"Insist on yourself; never imitate. Your own gift you can present every moment with the cumulative force of a whole life's cultivation; but of the adopted talent of another you have only an extemporaneous half possession." - Ralph Waldo Emerson

Wednesday, February 22, 2012

The Value of "Sorry": Settling Debts


“It is the highest form of self-respect to admit our errors and mistakes and make amends for them. To make a mistake is only an error in judgment, but to adhere to it when it is discovered shows infirmity of character.” - Dale E. Turner quotes

What is in a word? One can conclude there is a lot in a word, while others may conclude the opposite. I think it depends on the formula you use. Society, Context, The "Reciever," and the "Deliverer" all have a part in adding or reducing the value of words. For instance, the word "nigger" may mean nothing at all to someone in Japan, but what if that word is exchanged between two Americans strangers, one white and one black, during a heated debate at a grocery store in Georgia. Take that same word and put it between friends of the same race, culture, and origin and you may get a different value.

Words mean nothing without the meaning behind it, yet they can mean everything with it.
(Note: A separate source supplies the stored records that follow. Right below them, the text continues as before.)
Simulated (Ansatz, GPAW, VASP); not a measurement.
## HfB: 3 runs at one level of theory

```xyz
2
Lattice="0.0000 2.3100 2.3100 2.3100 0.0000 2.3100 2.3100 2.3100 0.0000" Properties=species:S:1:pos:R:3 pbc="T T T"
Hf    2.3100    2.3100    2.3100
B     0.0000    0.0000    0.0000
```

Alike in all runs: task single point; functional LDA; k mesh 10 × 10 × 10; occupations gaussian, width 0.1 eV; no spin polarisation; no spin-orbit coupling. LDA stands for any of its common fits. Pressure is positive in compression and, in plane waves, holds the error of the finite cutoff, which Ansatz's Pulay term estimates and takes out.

Recently, my word has been "sorry." It's ironic how we spend most of our lives analyzing what people have done to us, never really addressing what we do to people. Whether intentional or unintentional, I don't know one person who has never offended someone. In my case, there were several. There were several people in my life that I've had a negative encounter with, that I did/do not know the effect that encounter may have had on their lives.

This bothers me.

As a person who has been deeply hurt by people in the past, I can't live with the idea that someone may STILL be hurting because of what I did to them. Even if I feel its unjustly so, or they had fault in it as well, it just doesn't feel right to not, at least, attempt to make peace when you know someone is still hurting because of you.

So with all that, I set out this year to settle my debts. More specifically, there were three women who I have encountered over the past 6 years that I've felt could have been negatively effected by something I did. In two of these cases, I didn't feel that I did anything wrong but I knew these women could potentially still have negative feelings towards me. Either way, I felt it necessary to reach out, apologize, and open the door for dialogue.

Of course, in the back of my mind I was also considering that: this person may be completely over it and I am just kicking up old wounds by bringing it back to their attention OR this person may hate me so much they don't respond or worse, they do.

With all that taking into consideration. . . I still did it. This has been a growing experience for me. In one case, I had an old friend write a response about how they generally didn't care about me and a lot of things. (Yea, that's pretty much EXACTLY what she said.) While in the other two cases, I'm waiting for nothing or to get ripped a new one. . . fun stuff.

Would I do it again? Totally.

I think forgiveness or repentance is a two part process. Just  because one person either forgives or repents, it doesn't mean the other person has to accept. I think it's a separate journey for both individual people, which means everyone isn't always going to meet up at the same place.

Regardless, I think it's necessary. I think it's necessary because people want to hear or know that those who have hurt them feel some kind of remorse, whether that's a secret or open desire. For me, I had to consider my own feelings. There is not one person who has ever hurt me deeply that I would not appreciate an apology from. I mean, I don't loose any sleep over it, but if anyone of them ever reached out to say sorry, I would appreciate that.

For me, this was a humbling experience. I hope that for the people I've reached out to, this creates a space where healing can begin or closure can be achieved. I hope for those reading this, that you may be encouraged to try to right your wrongs as well. Despite the fact that I was not rewarded for this with a parade and confetti, I feel better knowing that I have made an attempt to give someone the right to closure, understanding, and peace.

I don't know, just something to do I guess. :)

Think.Happy.Thoughts.




Sunday, February 5, 2012

The Crazy Things I Do For Love


"When love is not madness, it is not love." - Pedro Calderon de la Barca

Over the span of my life, I have been in 3 official relationships (4 if you include the "unofficial" one) and more if you include (which I don't) the "in-betweens". These experiences have been both good and bad but BOTH the good AND the bad, have helped to shape the woman that I am today. After each relationship, I knew exactly what I wanted and what I didn't want in a partner. So, after my last relationship, as one would imagine, I knew EXACTLY what I wanted in "The One."

So much so, that I told God (Yes, I actually told God) EXACTLY what I wanted. On top of what I wanted, I added that I didn't want to date ANYONE who was not it. IN ADDITION TO THAT, I told God that I DID NOT WANT the acquaintance that just recently re-surfaced in my life. Especially, not him.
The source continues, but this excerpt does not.